Bombay direct-to-customer business grow up $13.4 mn
23 Mar '07
3 min read
Results for the fourth quarter of Fiscal 2006 include a $10.2 million charge for asset impairments comprised of $9.8 million associated with underperforming stores and $0.4 million associated with goodwill. During Fiscal 2005, the Company recorded a $5.9 million impairment charge relating to underperforming stores.
Selling, general and administrative costs declined $4.7 million compared to the fourth quarter of Fiscal 2005 primarily due to lower advertising costs as the Company shifted its marketing focus to email marketing and reduced its reliance on other marketing vehicles.

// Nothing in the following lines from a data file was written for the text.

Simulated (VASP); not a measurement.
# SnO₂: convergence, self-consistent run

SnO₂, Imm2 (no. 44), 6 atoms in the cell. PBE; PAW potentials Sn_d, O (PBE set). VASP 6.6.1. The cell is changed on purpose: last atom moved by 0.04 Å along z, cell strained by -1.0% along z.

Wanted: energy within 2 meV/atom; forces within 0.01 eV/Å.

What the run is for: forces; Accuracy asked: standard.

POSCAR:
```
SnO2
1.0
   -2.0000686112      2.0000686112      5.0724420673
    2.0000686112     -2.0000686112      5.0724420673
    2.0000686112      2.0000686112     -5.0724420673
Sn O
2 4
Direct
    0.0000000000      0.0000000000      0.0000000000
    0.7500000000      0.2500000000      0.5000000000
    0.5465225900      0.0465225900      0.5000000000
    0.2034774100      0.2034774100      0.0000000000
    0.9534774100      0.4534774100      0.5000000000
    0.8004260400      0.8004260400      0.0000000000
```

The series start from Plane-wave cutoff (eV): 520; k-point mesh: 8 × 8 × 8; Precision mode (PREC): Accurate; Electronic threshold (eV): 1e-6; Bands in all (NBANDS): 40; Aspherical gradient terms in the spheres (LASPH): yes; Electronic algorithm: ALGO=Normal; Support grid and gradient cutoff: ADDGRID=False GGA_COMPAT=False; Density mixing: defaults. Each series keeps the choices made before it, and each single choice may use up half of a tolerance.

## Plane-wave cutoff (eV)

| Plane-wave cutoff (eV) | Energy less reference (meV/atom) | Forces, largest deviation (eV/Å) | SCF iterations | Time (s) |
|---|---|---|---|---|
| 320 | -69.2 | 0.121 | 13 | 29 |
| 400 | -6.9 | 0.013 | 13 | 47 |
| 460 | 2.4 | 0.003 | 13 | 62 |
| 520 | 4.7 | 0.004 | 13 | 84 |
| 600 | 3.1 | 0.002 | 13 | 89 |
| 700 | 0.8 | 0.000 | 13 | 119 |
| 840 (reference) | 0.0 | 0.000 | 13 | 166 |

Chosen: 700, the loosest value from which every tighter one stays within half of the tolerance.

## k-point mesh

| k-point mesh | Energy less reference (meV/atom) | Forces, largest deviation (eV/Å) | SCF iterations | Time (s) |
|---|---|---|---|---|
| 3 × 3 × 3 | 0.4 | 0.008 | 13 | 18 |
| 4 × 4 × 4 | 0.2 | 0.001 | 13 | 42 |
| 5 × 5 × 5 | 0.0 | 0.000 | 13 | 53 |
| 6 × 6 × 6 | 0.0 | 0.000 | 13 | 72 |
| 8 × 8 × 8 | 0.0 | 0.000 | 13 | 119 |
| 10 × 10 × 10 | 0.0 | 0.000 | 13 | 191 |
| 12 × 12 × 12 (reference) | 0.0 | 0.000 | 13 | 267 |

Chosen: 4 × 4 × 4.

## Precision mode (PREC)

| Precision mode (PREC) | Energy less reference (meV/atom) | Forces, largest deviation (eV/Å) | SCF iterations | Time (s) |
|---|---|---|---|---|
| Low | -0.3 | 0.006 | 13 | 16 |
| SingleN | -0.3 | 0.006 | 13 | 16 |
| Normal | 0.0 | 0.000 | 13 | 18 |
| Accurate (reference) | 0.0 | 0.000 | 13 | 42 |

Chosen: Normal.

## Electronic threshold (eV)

Income before income taxes for the quarter ended February 3, 2007 was $1.4 million compared to a loss of $1.5 million for the quarter ended January 28, 2006. Income tax expense for the quarter was an expense of $3.1 million relating to the Company's Canadian and state tax liabilities compared to the prior year expense of $23.6 million which related to the establishment of a valuation allowance against the Company's federal deferred tax assets.
The net loss for the quarter ended February 3, 2007 was $1.7 million, or $0.05 per share, compared to a net loss of $25.1 million, or $0.69 per share, for the corresponding period of the prior year.